You’ve seen the trax ads, you’ve seen the demonstrations, get bogged and use our pricey equipment to recover yourself. But what if there was another way?  If you watch closely, in most videos the tyres till have highway pressure in them.

Editors note: All pressures are from my vehicles and your number will vary based on load and conditions


Now I am not discrediting this equipment, as in some situations tyre pressure can only help so much. Mud comes to mind pretty quickly. So where should we start, basic equipment sounds like a good place.

I use a zip tie to hold the handle depressed so I can walk away while refilling


Equipment required:

Air compressor: Get yourself a decent one, cheap ones fail and will cost more in the long run. I run the ARB single pump unit, I have had it for 8 years with zero failures or issues.
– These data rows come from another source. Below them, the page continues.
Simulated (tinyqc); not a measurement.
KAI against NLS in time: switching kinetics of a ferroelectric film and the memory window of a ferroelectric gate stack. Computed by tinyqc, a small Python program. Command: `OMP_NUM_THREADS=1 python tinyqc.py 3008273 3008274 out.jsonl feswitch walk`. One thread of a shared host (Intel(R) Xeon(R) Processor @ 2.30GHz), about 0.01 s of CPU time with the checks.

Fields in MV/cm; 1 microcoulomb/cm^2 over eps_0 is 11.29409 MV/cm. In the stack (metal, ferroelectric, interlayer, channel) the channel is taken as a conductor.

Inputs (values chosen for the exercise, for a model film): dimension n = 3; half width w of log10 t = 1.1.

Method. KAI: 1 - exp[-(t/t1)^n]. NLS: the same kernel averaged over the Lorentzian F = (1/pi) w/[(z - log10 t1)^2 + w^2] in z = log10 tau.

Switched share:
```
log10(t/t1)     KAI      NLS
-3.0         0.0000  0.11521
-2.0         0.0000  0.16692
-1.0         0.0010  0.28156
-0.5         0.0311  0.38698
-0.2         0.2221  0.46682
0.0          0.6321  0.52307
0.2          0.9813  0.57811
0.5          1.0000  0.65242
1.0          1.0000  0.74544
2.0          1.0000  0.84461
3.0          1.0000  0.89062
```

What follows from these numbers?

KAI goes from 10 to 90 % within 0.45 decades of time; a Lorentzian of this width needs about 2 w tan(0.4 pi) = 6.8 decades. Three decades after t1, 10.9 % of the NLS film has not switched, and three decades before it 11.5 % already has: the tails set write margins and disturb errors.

Air gauge: You do need an accurate number, an analog one works as well as a fancy digital one, the choice is yours to make.

Deflator: this one ranges, I use the ARB deflator the removes the valve stem, but I also used to use a pen tip and time it.

These to me are basic items every 4wd should be equipped with.

Dirt road driving:

Some spend 1000’s on fancy suspension setups, adjusting rebound, spring rates and the lot, but what if you could achieve the same with a set of 300 dollar springs, good shocks and some lower pressures.  As this is a blog based around overland work and not baja racing, you can get away with this type off setup.                            Going from 45psi highway pressures to 28psi on gravel give me the ability to have a soft ride, soft enough to have boiling hot tea in the center console with no spills on the corrugated roads of Namibia. Even at this level of pressure you will do no damage to the sidewall, and the suspension will take less of a beating as the rubber acts as a second spring absorbing bumps as it hits. Fuel consumption goes up about 10% due to a change from tarmac to gravel and the lower tyre pressures.


Sand driving:

Now where getting somewhere, with the current setup anytime we touch sand it is straight to 14psi/16psi to start. We float across the sand effortlessly. Should you be running that low? No idea, you should be able to drive, look behind and see tread pattern, if you can’t lower it some more. (exceptions in soft, hot sand obviously but you will feel the vehicle is not struggling but rather floating)  Don’t be afraid to keep dropping if required, we have run 8psi/8psi for 100’s of kms non stop due to the conditions with zero ill effects. The clearance lost is a bit of a tricky issue to deal with, but rolling around in a IFS/IRS rig the diffs tuck away and we don’t struggle, possible problems if you have a solid axle and drag pumpkins around.

This is what 8 psi looks like

I’m stuck, Now what?

Drop some more, In the photo here I am stuck on a 45* slope of loose rock and gravel, dropping to 15psi all around allowed me to drive out, and drive out without smashing the throttle down. Breakages can be avoided, winching can be avoided at times. Give it a try. We have rescued people bogged for hours and hours that couldn’t get unstuck, but only have become bogged from pressures in the first place.

Know your vehicle and learn what your tyres like, overall you should experience a better time offroad, with more time around the fire drinking instead of digging.